As I was sitting there trying to put the pieces together, someone asked a question and the topic changed to race.

Question: How do blacks/ Indians identify? I am against using terms like colonial branch because the name is chosen by the white man. (I believe she calls herself Afro-Argentine. I should have asked her about the term indigenous ).

Question: How do people respond to this organization? People who don’t look black and the next generation are embracing it. But they don’t recognize themselves as afro-argentines….it’s a pan-Diaspora movement. They all have the same concerns but now people are separating themselves. Everyone suffered the same. The ‘colonial’ people (those who embrace the term) feel they deserve everything from the government.

When she said this, I could make connections to what goes on in America concerning movements and activism. There is always confusion and a split in doctrines. Some want peace and others want violence.

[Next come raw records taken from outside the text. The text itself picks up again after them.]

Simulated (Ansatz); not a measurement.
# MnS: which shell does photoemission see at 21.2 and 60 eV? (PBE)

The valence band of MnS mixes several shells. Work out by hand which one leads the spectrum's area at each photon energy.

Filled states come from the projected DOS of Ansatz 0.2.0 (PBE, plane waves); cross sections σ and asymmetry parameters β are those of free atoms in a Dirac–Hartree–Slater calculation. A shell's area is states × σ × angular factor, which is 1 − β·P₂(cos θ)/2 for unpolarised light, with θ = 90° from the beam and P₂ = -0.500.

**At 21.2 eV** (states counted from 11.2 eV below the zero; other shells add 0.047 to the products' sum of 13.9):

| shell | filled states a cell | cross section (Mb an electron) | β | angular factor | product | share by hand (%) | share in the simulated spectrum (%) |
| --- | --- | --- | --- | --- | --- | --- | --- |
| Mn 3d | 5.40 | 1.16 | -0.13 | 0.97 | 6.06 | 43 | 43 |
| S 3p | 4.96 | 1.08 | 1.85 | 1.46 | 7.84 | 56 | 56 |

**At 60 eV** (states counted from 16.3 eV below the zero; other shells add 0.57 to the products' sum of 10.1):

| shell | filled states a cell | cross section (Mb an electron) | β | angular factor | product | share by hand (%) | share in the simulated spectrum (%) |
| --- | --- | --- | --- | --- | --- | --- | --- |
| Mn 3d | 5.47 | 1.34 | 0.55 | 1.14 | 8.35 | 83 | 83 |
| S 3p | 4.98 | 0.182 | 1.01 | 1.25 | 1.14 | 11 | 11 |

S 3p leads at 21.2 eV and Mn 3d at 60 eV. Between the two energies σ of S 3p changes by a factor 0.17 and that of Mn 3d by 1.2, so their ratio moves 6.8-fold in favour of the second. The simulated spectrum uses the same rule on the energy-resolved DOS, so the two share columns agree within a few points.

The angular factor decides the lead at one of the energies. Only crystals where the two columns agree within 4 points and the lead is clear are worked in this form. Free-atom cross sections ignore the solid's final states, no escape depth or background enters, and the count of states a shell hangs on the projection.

Question: What’s most challenging with running an organization?  The 2010 censes. Those who went around asking the questions did not ask the “Afro-Argentine” question. So, at the end of the census, there was zero afro- argentines in Argentina. We are currently concerned about the census. 

Dr. Anderson chimed in and told us that there are currently 2 million but only 160 thousand said they were Afro-Argentine. In 2000 the state recorded 5% Afro-Argentine but in 2010 it was only .15. This happened because not only did no one ask the question but the examiners were told not to ask the question and the people did not anticipate the question in any way since it wasn’t asked since the 17th century.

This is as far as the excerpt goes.